I read that every finite extension of $\mathbb{Q}_p$ is in fact a completion of a numberfield K with a place of K. I also heard that this is a consequence of Krasner´s Lemma.
Do you have any hint how to prove this?
And how can i prove conversely that every completion of a numberfield is a finite extension of $\mathbb{Q}_p$?
Every hint is strongly appreciated. Thanks!
Maybe Krasner’s Lemma is the most direct route to your first statement. It says, very roughly, that if you take an irreducible polynomial over $\Bbb Q_p$ and jiggle its coefficients just slightly, each root $\rho'$ of the new polynomial will be close to a unique root $\rho$ of the original, and in fact the two will generate the same field over $\Bbb Q_p$. So, if $K=\Bbb Q_p(\alpha)$, take its $\Bbb Q_p$-polynomial $f(X)$ and jiggle it to an $\,\bar f\in\Bbb Q[X]$. Then $\,\bar f$ has a root $\alpha'$ also generating $K$ over $\Bbb Q_p$, but $\alpha'$ is algebraic (over $\Bbb Q$).
In case your extension $K$ is unramified over $\Bbb Q_p$, you don’t need Krasner or anything like him. For, such a $K$ can be gotten by adjoining a root of unity to $\Bbb Q_p$. To get your field that completes to give $K$, adjoin a root of unity of the same order to $\Bbb Q$. Of course the really interesting extensions are the ramified ones, so this argument doesn’t apply.
Let me try to prove my second question:
Let $L$ be a Numberfield together with a place $w$. Restricting $w$ to $\mathbb{Q}$ gives a place $v$ of $\mathbb{Q}$. Claim: The completion $L_w$ of L is equal to the compositum of fields $L\mathbb{Q}_v$. i.e. $L_w = L\mathbb{Q}_v$.
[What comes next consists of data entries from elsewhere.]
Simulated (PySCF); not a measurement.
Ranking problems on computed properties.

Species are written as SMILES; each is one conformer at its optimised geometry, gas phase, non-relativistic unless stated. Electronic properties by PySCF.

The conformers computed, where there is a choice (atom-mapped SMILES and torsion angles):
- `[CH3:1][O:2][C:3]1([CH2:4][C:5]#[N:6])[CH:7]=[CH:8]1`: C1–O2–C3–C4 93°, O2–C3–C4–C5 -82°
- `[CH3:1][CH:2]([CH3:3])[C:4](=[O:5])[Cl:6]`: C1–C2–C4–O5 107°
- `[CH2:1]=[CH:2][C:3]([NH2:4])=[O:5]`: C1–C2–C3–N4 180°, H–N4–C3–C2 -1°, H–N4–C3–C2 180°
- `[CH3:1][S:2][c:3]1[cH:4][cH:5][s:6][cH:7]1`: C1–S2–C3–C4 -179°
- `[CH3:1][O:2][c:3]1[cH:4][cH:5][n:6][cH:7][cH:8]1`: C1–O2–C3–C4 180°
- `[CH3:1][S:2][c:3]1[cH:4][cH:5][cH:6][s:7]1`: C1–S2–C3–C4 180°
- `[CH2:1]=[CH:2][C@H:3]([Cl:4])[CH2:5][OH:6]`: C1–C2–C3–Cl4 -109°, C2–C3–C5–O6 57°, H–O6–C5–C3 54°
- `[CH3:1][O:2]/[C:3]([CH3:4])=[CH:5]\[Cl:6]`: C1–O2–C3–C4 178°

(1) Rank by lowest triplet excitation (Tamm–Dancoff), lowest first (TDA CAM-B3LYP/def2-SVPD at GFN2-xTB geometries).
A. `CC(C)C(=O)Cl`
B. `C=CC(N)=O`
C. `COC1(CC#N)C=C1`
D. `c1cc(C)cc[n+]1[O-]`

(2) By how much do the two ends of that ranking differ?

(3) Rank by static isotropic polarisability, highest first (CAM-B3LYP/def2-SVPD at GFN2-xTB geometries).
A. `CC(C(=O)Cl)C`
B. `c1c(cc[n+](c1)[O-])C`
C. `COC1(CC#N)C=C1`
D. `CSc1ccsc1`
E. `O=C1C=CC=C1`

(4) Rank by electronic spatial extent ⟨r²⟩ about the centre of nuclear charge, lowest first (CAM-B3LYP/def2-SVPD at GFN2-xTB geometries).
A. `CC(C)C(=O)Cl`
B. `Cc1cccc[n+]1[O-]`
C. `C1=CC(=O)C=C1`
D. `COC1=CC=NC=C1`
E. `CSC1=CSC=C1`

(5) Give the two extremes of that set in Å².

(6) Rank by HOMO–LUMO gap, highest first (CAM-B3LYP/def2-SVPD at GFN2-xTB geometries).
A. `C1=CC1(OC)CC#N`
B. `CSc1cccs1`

Since $\mathbb{Q}$ and $L$ is in $L_w$, surely $L\mathbb{Q}_v \subset L_w$ holds. Because L is a finite extension of $\mathbb{Q}$, its also a finite extension of $\mathbb{Q}_v$ and since $\mathbb{Q}_v$ is complete, $L\mathbb{Q}_v$ is also (See Neukirch, Algebraic Numbertheory, Theorem 4.8 for the last statement). So $L\mathbb{Q}_v$ is complete and contains L, so the equality $L_w = L\mathbb{Q}_v$ holds.